## University Calculus: Early Transcendentals (3rd Edition)

1) The point $(0,\pi)$ is on the curve. 2) The tangent line to the curve at $(0,\pi)$ is $y=\pi$. 3) The normal line to the curve at $(0,\pi)$ is $x=0$.

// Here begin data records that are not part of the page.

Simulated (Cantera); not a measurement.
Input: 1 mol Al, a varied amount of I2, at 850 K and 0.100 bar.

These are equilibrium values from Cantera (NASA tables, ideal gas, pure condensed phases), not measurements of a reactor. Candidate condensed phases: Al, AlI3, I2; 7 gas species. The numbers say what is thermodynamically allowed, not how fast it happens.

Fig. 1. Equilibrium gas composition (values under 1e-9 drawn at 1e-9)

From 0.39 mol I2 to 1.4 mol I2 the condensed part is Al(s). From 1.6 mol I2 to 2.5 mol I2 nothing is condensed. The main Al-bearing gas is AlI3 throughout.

$$x^2\cos^2y-\sin y=0$$ 1) Verify that the point $(0,\pi)$ is on the curve: We substitute the coordinates of the point $(0,\pi)$ into the formula of the function to see if it equals $0$ or not: $$0^2\cos^2\pi-\sin\pi=0-0=0$$ Since it equals $0$, the point is on the curve. 2) Find the tangent at $(0,\pi)$: - Find the derivative of the function with implicit differentiation: $$2x\cos^2y+x^2(2\cos y)(\cos y)'-(\cos y)y'=0$$ $$2x\cos^2y+2x^2\cos y(-\sin y)y'-(\cos y)y'=0$$ $$2x\cos^2y-(2x^2\sin y\cos y)y'-(\cos y)y'=0$$ $$(2x^2\sin y\cos y)y'+(\cos y)y'=2x\cos^2y$$ $$y'(2x^2\sin y\cos y+\cos y)=2x\cos^2y$$ $$y'=\frac{2x\cos^2y}{2x^2\sin y\cos y+\cos y}$$ - The slope of the tangent line at $(0,\pi)$ is $$y'=\frac{2\times0\cos^2\pi}{2\times0^2\sin\pi\cos\pi+\cos\pi}=\frac{0}{0-1}=0$$ - The tangent line to the given curve at $(0,\pi)$ is $$y-\pi=0(x-0)$$ $$y-\pi=0$$ $$y=\pi$$ 3) Find the normal line at $(0,\pi)$: Since the tangent line to the curve at $(0,\pi)$ is the horizontal line $y=\pi$, the normal line at this point, being perpendicular with the tangent, will be a vertical line with the form $x=x_0$. And as the normal line is at $(0,\pi)$, we have $x_0=0$. The normal line in need to find, hence, is $$x=0$$